Wildland Fire: Fire Career Stories

Media Included

  1. Brit Rosso: Be True to Your Core Beliefs - Brit Rosso, center manager for Wildland Fire Lessons Learned, discusses resources young firefighters can use to further develop their careers.
  2. Ben Jacobs: An Outlaw and a Hero - Ben Jacobs discusses the importance of working with and learning from the right people.
  3. Ben Jacobs: I can't believe how lucky I am to work here - Ben describes the importance of mentors throughout his career, lessons he's learned, and how he's learned to make the most bad situations.
  4. Jun Kinoshita: Ask for the Opportunities - Jun describes his experiences and the people who mentored him through his career.

National Park Service wildland fire management staff strive to implement programs using the best information and knowledge. Knowledge is acquired and passed along not only through rigorous scientific studies but also through sharing firsthand experiences among fire professionals.

Sherry Leis: Women in Fire Science

Sherry is the Heartland Inventory and Monitoring Network’s plant and fire ecologist. In her work, she tries to blend the understanding of plant communities with the effects of fire to provide managers with information with which to make sound decisions, often taking an interdisciplinary approach to the work. Her biggest piece of advice - "things work best when you are simply yourself."

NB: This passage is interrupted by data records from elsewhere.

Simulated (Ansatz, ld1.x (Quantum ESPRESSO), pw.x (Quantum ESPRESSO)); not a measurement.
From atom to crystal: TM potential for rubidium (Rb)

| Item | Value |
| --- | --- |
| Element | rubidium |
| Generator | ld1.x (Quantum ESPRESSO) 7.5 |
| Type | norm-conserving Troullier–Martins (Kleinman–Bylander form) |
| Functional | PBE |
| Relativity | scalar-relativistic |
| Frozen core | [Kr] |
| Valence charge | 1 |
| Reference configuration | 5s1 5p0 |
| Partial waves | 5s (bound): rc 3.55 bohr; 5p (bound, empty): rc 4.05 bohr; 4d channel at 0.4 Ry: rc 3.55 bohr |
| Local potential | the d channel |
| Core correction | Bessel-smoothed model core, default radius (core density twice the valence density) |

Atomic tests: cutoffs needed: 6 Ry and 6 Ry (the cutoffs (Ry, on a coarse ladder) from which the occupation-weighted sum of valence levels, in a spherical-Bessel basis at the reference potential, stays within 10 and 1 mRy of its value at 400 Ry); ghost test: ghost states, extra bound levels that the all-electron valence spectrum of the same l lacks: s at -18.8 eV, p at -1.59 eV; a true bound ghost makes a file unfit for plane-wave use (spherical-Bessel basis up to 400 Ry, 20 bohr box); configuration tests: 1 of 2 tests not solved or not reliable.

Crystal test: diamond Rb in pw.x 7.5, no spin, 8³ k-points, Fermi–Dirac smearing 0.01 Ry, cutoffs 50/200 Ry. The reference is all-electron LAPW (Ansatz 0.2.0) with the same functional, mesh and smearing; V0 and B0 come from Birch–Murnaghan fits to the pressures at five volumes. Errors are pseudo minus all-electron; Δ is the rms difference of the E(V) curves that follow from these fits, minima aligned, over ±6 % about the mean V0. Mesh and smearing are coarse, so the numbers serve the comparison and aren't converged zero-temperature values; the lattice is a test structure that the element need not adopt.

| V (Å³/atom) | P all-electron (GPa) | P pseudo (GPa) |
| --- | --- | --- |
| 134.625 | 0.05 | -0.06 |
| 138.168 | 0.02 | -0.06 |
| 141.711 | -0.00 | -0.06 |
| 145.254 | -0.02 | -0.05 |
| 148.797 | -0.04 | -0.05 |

Ellen Frondorf: Women in Fire Science

NPS and graduate work are great for learning new skills. As a beginning fire effects monitor, Ellen barely knew how to use a handheld GPS or compass. Now, she loves navigating to plots in the backcountry. Her GIS skills have massively increased, she's gained firefighter type 2 certification, and has been exposed to numerous monitoring protocols from working not only with NPS, but with trainings with the Nature Conservancy, and others. Her newest endeavor is learning how to make burn severity maps.

Carol Miller: Wilderness Fire Scientist

Carol Miller is a Research Ecologist at the interagency Aldo Leopold Wilderness Research Institute in Missoula, MT. The Institute is comprised of an interdisciplinary team of scientists that lead and coordinate high priority research projects for the National Wilderness Preservation System agencies, which include the National Park Service, Bureau of Land Management, US Fish and Wildlife Service, and US Forest Service. Miller’s research work focuses on wilderness fire; “I am interested in developing a better understanding of the role of wildland fire as a natural ecosystem process and applying that knowledge to help guide the stewardship of this process in wilderness,” says Miller.

Brit Rosso: Be True to Your Core Beliefs

Brit Rosso, center manager for Wildland Fire Lessons Learned, discusses his career experiences and the lessons he has learned in nearly 30 years in the business. Brit talks about learning from mentors, being a mentor, and resources young firefighters can use to further develop their careers. Published August 7, 2012.

Ben Jacobs: An Outlaw and a Hero

Ben Jacobs discusses the importance of working with and learning from the right people, what sort of person might like a career in wildland fire, and what sort of skills it takes to make it a successful career. Published November 2, 2012.

Ben Jacobs: I can't believe how lucky I am to work here

Ben Jacobs discusses the importance of gaining both operational and administrative skills. To advance and make a career in wildland fire, young firefighters should receive an education and learn how to write. Ben describes the importance of mentors throughout his career, lessons he's learned in his relationships with people over the years, and how he's learned to make the most of mistakes and bad situations. Lastly, Ben talks about how working for the National Park Service has benefitted him. Published November 2, 2012.

Jun Kinoshita: Ask for the Opportunities

Jun describes his experiences and the people who mentored him through his career. In his unusual career, Jun has served as a fire ecologist at Yosemite National Park for the National Park Service and recently detailed as a smokejumper for the U.S. Forest Service. Published September 4, 2012.